Why do you overfit if you train a linear regression model on a dataset that doesn't have enough datapoints? First of all, definitionally speaking, linear regressions tend to underfit (have high bias, low variance).
Additionally, just intuitively speaking, it seems like a linear regression would underfit in this situation. But the answer seems to be overfit.
Eg. If i have a dataset of only 3 points (clearly not enough), and i fit a linear regression on it, wouldn't you get a line that underfits? (see poorly drawn picture below that represents the linear "model" I'd imagine getting).
The only case where I could see a linear regression overfitting on these 3 points is if they happened to land perfectly in a linear line?
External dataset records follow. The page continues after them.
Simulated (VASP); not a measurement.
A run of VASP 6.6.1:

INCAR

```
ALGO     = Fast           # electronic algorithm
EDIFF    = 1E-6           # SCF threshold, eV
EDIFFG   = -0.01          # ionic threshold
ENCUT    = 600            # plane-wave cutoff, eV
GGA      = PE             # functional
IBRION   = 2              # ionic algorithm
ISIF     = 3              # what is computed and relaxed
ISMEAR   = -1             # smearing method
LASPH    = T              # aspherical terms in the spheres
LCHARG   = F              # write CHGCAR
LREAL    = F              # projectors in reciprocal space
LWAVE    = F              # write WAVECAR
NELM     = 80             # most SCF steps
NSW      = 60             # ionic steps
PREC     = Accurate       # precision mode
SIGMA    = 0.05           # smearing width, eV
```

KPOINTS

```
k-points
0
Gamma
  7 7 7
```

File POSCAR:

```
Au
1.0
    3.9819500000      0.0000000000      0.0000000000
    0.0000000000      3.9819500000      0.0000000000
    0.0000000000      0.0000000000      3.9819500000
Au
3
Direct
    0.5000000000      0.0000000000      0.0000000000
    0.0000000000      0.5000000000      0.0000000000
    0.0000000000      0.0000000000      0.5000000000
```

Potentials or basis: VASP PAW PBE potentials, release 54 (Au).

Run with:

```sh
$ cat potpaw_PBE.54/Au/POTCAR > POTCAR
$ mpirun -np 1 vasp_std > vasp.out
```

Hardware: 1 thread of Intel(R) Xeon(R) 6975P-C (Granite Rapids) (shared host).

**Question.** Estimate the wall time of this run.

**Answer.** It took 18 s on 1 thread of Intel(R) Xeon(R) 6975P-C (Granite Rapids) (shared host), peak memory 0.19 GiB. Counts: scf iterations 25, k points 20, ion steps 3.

 A: I find it totally plausible that your three points were generated by a downward-sloping trend and happened to have an especially high error term on the right-most point.
Maybe that’s not the most likely scenario, but that seems plausible, and if that is the case, your proposed regression line has overfit to an apparent upward trend.
If, instead of three points, you have ten or a thousand points, you get a better picture of the trend and are less likely to identify an upward trend when the true trend is downward.
SIMULATION
Let’s see how often an increasing relationship results in a negative regression slope for sample sizes of $3$, $10$, and $1000$.
set.seed(2023)
N1 <- 3
N2 <- 10
N3 <- 1000
R <- 1000
slopes1 <- slopes2 <- slopes3 <- rep(NA, R)
for (i in 1:R){
    
    x1 <- rnorm(N1)
    y1 <- x1 + rnorm(N1)
    L1 <- lm(y1 ~ x1)
    slopes1[i] <- summary(L1)$coef[2, 1]

    x2 <- rnorm(N2)
    y2 <- x2 + rnorm(N2)
    L2 <- lm(y2 ~ x2)
    slopes2[i] <- summary(L2)$coef[2, 1]

    x3 <- rnorm(N3)
    y3 <- x3 + rnorm(N3)
    L3 <- lm(y3 ~ x3)
    slopes3[i] <- summary(L3)$coef[2, 1]

}

ecdf(slopes1)(0) # 16% of slopes are negative for N = 3
ecdf(slopes2)(0) # 0.7% of slopes are negative for N = 10
ecdf(slopes3)(0) # No negative slopes for N = 1000

Analytically, it is the case that the standard errors of the regression coefficients shrink as the sample size increases, so the coefficient estimate variance decreases.